“This is a monumental collection with groundbreaking implications for the study of working-class literature, which has too often been viewed solely from within a limited national perspective. In its geographical scope and pluralistic definition of its subject, Working-Class Literatures: National and International Traditions will surely become required reading for future scholars and students and inspire further projects both in and outside the UK.”

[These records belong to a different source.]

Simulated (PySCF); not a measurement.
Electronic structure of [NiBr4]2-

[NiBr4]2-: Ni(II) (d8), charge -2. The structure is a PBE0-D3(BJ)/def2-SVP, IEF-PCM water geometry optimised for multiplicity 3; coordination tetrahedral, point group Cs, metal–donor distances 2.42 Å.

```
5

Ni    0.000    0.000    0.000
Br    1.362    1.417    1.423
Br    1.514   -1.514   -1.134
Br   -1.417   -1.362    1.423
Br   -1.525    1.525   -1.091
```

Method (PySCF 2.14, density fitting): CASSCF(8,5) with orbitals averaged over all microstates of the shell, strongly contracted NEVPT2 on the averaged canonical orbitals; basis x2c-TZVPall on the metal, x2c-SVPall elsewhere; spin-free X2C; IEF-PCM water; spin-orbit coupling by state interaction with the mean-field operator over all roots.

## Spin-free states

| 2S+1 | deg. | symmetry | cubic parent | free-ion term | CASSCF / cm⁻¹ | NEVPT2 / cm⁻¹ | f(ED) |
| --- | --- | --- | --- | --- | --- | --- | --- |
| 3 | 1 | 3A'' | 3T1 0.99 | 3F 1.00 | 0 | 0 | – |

--Florence Boos, Professor of English, University of Iowa, USA
This book offers a pioneering study of the national, transnational, and international dimensions of working-class literature. It explores both the historically and geographically varied nature of the relationship between working-class literatures and national ‘canons’, and the importance of international and transnational exchanges in the development of working-class literature. Through a series of detailed case studies (its sixteen essays analyse working-class literatures from the early nineteenth century to the present day and cover thirteen countries across three continents) this collection not only analyses the factors which lead to the incorporation or exclusion of working-class literature from a given national ‘canon’, but also traces the various ways in which working-class literatures participate in international networks of exchange. With its wide historical range, extensive geographical coverage and broad definition of working-class literature, which includes samba poetry as well as socialist realism, this collection charts new territory for the study of working-class literature.
Wiktor Marzec is Assistant Professor at the Robert Zajonc Institute for Social Studies, University of Warsaw, Poland. His publications include, Rising Subjects. The 1905 Revolution and the Origins of Modern Polish Politics (2020) and the co-authored From Cotton and Smoke. Łódź – Industrial City and Discourses of Asynchronous Modernity, 1897–1994 (2019).
Magnus Nilsson is Professor of Comparative Literature at Malmö University, Sweden. Working-class literature is his main area of expertise. His publications include Literature and Class: Aesthetical-Political Strategies in Modern Swedish Working-Class Literature (2014) and Working-Class Literature(s): Historical and International Perspectives (two volumes, edited with John Lennon, 2017 and 2020).
Mike Sanders is Professor of Nineteenth-Century Literature and Culture at the University of Manchester, UK. Chartist literature and culture is his main area of expertise. His publications include, The Poetry of Chartism: Aesthetics, Politics, History (2009) and the co-edited collection, Subaltern Medievalisms: Medievalism ‘from below’ in Nineteenth-Century Britain (2021).